(I apologize in advance for the formatting. This is my first post here. Advice is welcome in that regard.)
This is the second part of a two-part question. The first part asks the following:
"If 2i is an eigenvalue of a real 2 x 2 matrix A, find A^2."

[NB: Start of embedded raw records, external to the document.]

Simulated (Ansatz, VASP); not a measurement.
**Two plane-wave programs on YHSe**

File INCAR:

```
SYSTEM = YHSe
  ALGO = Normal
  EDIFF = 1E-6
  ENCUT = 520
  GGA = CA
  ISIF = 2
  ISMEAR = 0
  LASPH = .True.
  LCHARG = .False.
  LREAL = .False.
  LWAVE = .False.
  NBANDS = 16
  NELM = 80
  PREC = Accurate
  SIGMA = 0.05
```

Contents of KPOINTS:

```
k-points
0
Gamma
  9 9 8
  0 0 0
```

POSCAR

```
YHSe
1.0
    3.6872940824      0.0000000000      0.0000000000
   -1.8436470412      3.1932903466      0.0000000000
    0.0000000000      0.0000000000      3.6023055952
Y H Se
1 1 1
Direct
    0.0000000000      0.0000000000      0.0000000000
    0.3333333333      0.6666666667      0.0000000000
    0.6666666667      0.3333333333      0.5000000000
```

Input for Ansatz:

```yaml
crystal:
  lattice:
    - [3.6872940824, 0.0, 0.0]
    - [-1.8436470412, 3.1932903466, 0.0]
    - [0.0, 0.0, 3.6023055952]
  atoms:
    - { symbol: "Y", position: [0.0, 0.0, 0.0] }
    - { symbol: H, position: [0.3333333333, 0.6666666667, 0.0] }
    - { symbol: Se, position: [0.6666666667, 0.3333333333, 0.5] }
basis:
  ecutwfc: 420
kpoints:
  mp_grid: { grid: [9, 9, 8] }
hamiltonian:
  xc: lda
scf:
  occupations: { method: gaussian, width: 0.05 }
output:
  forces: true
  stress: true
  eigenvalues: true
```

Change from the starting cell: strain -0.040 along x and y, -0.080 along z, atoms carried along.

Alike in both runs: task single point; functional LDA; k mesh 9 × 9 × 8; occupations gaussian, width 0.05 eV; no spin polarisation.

For this part, I simply used the fact that the eigenvalues for a matrix {{a,c},{d,a}} are given by a +/- sqrt(cd). I then let a = 0, c = 1, and d = 4/c = 1, giving me the matrix {{0,1},{4,0}}. Sure enough, that has the eigenvalue 2i. I, then, just multiplied it by itself to get A^2. I assume, however, that I was supposed to use the "A^2" part of the problem as some sort of a "hint" for its solution, and that's why I'm getting caught up on the second part of the problem. Anyway, the "nonzero" part is the issue for me because the matrix I used for the first part clearly has zero entries, and I can't figure out how one is supposed to construct a matrix with the given properties without zeroes in the "a" positions (seeing as the eigenvalues are given by a +/- sqrt(cd)).
So, that's my problem.
Here is a simple calculation. Let $A=\begin{pmatrix} a & b \\ c & d \end{pmatrix}$. Then the characteristic polynomial of $A$ is $\chi(t)=t^2-t(a+d)+ad-bc$. We want that $\chi(t)=t^2+4$. Then $2i$ is a root. Now this means, we want to solve the equations $a+d=0$ and $ad-bc=4$. Setting $d=-a$ we can choose any real $a,b,c$ with $a^2+bc=-4$. For example, $a=1$, $b=1$ and $c=-5$. That is, $A=\begin{pmatrix} 1 & 1 \\ -5 & -1 \end{pmatrix}$.
Furthermore, in this case, by Cayley Hamilton we have $A^2=-4I_2$, because $\chi(t)=t^2+4$.